Professor Pedantic 教授的考究學問
The professor awaits your query on academic writing, though in all honesty, he doesn’t have a lot of time for you. He is a tenured full professor and working on yet another magnificent academic tome. Even so, he has graciously consented to entertain your question. Submit it and prepare to be edified.

QUESTION: My grammar is nearly always perfect in my papers. I’m not bragging; it is just an innate ability. But sometimes I believe I care too much about being grammatically correct and too little about the flow of thought. What is the middle ground?

Good question. It reminds me of a fellow I know who would spend as long as an hour carefully trimming his beard and mustache without realizing how ragged his hair looked at the back of his head. The total effect was less than awesome. It indeed is possible to become too word-centric in composing a paper and, in doing so, lose sight of the purpose of the paper—to communicate an idea clearly and completely. Word consciousness is the equivalent of navel-gazing. In the end, you might know your navel perfectly, but you have sacrificed the whole body of your work to it.

I would suggest two general guides to help steer you away from excessive concentration on individual words and sentence structure. The first is that you pay relatively little attention to grammatical soundness in working up an early draft of a paper. The first draft can be as rough as bark on a black walnut tree; so long as the direction and thrust of a paper is established, word choice and sentence framework matter little. There is plenty of time in later drafts to revise, clean up, and smooth out the content. Run with your ideas first and see where they take you.

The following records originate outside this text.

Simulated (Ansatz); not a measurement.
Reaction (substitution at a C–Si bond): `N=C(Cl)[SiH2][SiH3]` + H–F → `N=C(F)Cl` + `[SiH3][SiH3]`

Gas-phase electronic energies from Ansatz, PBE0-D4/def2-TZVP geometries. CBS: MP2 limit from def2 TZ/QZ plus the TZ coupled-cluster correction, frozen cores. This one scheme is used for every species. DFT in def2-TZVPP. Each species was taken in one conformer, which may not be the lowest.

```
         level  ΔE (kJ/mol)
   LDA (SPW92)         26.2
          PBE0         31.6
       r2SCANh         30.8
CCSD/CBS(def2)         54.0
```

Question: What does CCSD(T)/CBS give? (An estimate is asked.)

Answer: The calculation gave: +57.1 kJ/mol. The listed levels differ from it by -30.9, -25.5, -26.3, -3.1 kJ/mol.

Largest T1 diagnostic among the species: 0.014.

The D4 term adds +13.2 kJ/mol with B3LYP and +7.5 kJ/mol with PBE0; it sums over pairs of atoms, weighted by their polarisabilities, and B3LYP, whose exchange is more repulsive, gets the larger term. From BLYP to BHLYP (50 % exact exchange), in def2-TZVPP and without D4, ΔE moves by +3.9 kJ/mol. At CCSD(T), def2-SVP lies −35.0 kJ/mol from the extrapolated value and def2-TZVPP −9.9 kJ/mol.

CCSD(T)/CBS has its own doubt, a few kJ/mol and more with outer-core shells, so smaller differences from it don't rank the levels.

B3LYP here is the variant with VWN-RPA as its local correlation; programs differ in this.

The second suggestion is that you not become enslaved by grammar. Rules of writing are established to free language, not to restrain it. If the framework of a sentence is too rigid, or word choices are too precise, life is sucked right out of the writing. It becomes stilted, or wooden, or vapid. You are quite right to be concerned about focusing too much on words and too little on the integrity of a thought being conveyed. In the end, a paper is about ideas, not words. Carefully chosen and assembled, a paper’s words should almost disappear behind the power of the idea.